It can't be prevented with a face mask—although earplugs would be a step in the right direction—but what's most tragic is that the young are enthusiastically welcoming it into their homes, cars and iPods. Even, after a few shots, into their karaoke parties.

This infestation is called classic rock. And it needs to be stopped.

Back when your folks were young, do you think they were listening to their dad's Benny Goodman and Glenn Miller records? Hell no. They were forging their individualism through Janis Joplin and The Beatles, Bob Dylan and The Rolling Stones.

Their music fit the times; it was fun to smoke weed and drop acid to, and it bled into their politics, art and literature. Yeah, it could be reductive and corny, but it was theirs.

Then they grew up and got into cocaine and facial hair, but still liked to party. They picked up AC/DC and Rush LPs, maybe a little Electric Light Orchestra now and then. These new jams may not have been saving the world, but they were expanding consciousness, and again, it was theirs.

Yet somehow, all these years later, hippie, prog and arena rock still dominate the guitar-based non-country airwaves. According to recent figures from New Hampshire-based trade publication Inside Radio, there are 485 classic-rock stations in the U.S., compared to 171 modern-rock stations (Slipknot, Linkin Park), 369 adult-alternative rock stations (Death Cab for Cutie, David Byrne) and 312 rock stations (Metallica, Van Halen). Meanwhile, moldy old-timers like Bruce Spring­steen, The Eagles and Neil Diamond dominated the list of top-grossing 2008 concert acts.

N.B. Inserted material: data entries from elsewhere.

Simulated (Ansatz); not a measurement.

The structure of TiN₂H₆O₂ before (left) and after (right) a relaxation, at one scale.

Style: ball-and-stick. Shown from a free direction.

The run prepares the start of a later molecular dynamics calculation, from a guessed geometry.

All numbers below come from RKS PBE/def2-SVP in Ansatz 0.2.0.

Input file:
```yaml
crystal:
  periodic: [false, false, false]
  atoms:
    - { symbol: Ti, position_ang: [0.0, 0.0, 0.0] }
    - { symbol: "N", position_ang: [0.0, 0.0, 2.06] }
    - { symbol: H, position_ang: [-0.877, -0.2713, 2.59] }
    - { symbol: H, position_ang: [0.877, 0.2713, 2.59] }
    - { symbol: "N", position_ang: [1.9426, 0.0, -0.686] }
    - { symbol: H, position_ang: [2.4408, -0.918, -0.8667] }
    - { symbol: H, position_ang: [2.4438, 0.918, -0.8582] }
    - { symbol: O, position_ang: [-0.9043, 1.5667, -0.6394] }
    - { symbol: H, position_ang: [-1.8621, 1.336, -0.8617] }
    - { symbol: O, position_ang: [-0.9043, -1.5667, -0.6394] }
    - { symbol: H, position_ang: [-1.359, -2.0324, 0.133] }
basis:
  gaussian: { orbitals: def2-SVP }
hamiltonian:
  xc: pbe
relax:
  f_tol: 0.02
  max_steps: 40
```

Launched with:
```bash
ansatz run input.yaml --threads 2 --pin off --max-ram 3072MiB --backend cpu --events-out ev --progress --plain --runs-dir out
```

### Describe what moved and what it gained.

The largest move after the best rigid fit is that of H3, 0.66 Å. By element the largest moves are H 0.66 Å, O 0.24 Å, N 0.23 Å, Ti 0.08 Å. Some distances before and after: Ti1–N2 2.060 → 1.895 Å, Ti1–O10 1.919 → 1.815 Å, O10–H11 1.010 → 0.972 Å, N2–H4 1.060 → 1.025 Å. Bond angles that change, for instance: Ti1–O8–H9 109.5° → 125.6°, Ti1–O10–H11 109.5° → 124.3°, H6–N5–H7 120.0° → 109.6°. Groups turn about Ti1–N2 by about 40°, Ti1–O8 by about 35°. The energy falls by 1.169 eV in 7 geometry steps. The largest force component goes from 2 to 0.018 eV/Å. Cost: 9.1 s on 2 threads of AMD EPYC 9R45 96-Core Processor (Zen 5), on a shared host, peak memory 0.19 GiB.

Young people who subsist on classic rock are traitors to their contemporaries. The flower children had their time in the sun, and it's frankly rather sick that we're still worshipping their musical icons. And we can't go blaming Clear Channel for people's shitty taste, either, as so many stoned media-studies majors are wont to do.

"If only the corporate radio suits would stray from the formula," they cry, American Spirit cigarettes ashing onto their ironic beards, "the American cultural landscape would radically transform—overnight!—into a diverse mecca of sounds and styles."

Rather, the fault lies with the lazy listeners. As our baby-boomer parents head into retirement, we're taking over as the dominant consumers of media and listening to the same crap they did—and do. According to Cathy Devine, vice president of research for Inside Radio, our age group is an essential slice of classic-rock radio's target demographic. She adds, anecdotally, that we appear to constitute a significant percentage of its concert attendees as well.

Don't get me wrong, anyone without a working knowledge of Blonde on Blonde and Rumours is missing out. But the 1,500th listen to "Start Me Up" really should involve grown men crying. Our generation has no lack of quality artists, but the vast majority of us are too lazy to seek them out.

Think of it this way: Probably every other person sharing your WiFi connection at the coffee shop right now knows the lyrics to "You Shook Me All Night Long," but how many of them can sing along with a single song by My Morning Jacket, TV on the Radio, Joanna Newsom, Of Montreal or any of the other best rock artists of our era?

There are plenty of places to find ­cutting-edge music, often for free. Besides left-of-the-dial radio stations, there are Web-based and satellite radio, MP3 sites and plenty of others. Members of the so-called Internet age have no excuse for listening to classic rock other than sheer brainwashing from our parents.

This is generational warfare, and we're losing. So let's fight back. Turn off the Jethro Tull. Walk out of dinner parties where the host puts Heart on the stereo. Bolt at the mere mention of foxy ladies.

Huey Lewis be damned, let's drive a stake through the heart of classic rock and roll until it is no longer beating. Stop kickin' down the cobblestones and, for God's sake, stop feeling groovy.